It is really quite astonishing that someone who prides himself on his sensitivity to human suffering could be so openly enthusiastic about an economic recession. Does he know any of the 1,230 people who are about to lose their jobs at M&S? Or the 2,700 people who work for Waterford Wedgwood? How about the 27,000 people laid off by Woolworths? The number of unemployed in the UK currently stands at 1.8 million, but according to the CBI it is due to increase to 2.9 million by 2010. In all likelihood, the number of people who will receive a ‘much-needed reality check’ from the credit crunch will exceed one million.


The notion that throwing people on the dole queue will improve their mental health is a justification for mass unemployment that even Margaret Thatcher — Mr James’s bête noir — would shy away from. A close relative of mine recently went bankrupt and if anyone thinks this experience is morally improving I would recommend a trip to the bankruptcy courts in the Strand. Plenty of mental illness on view there — anxiety attacks, substance abuse, depression — but most of it caused by poverty, not cured by it.

Presumably when people like Oliver James welcome the credit crunch ‘with open arms’ they are not thinking of its effect on the Neets — people Not in Employment, Education or Training — but on investment bankers. James singled out the collapse of Lehman Brothers as a particular cause for celebration in his Radio 4 broadcast, but it is a misconception to think that they will bear the brunt of this recession. Indeed, I would be amazed if a single Lehman Brothers employee has declared bankruptcy since last autumn. My next-door neighbour worked for Lehman’s and he landed another City job within a fortnight.
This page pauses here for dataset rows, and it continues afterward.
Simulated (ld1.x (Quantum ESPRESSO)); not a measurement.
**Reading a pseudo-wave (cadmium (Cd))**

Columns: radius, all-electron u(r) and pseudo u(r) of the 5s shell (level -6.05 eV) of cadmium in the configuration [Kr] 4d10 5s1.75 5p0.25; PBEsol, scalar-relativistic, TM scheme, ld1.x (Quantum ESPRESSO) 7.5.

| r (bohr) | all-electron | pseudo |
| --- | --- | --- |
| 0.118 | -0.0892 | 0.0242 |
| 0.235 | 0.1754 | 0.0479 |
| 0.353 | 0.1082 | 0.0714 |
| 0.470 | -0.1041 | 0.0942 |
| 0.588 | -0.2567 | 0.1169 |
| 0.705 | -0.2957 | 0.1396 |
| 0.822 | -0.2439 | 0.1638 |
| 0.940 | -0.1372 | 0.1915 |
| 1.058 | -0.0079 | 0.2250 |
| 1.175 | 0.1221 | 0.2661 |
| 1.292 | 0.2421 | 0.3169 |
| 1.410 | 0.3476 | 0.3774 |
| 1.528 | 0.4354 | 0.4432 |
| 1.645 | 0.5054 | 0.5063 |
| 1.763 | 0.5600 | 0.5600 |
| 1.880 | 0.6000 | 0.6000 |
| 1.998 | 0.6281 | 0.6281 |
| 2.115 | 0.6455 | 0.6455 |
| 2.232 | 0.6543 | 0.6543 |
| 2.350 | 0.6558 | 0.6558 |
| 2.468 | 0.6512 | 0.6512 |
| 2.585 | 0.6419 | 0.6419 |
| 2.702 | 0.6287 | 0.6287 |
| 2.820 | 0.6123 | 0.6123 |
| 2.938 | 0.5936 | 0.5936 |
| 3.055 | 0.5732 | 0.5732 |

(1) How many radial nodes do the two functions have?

The mistake the puritans make is to imagine that the victims of this disaster have brought about their own misfortune. As Michael Lewis made clear in an excellent article in the December issue of Portfolio, the architects of the global financial catastrophe are the mortgage companies who lent money to people with no hope of paying it back, the bankers who securitised those debts and the ratings agencies who gave those securities a triple ‘A’. If those people were suffering, the credit crunch might well be a ‘much-needed reality check’, but in fact the vast majority of them are still in gainful employment. As with all disasters, it is the little guy who suffers — the auto-worker in north Oxford trying to keep up his mortgage payments, the taxi driver in Harlesden struggling to put his two sons through university, the single mother in Manchester who had a job at Zavvi. For them, the recession isn’t a moral corrective, it is just another piece of bad luck.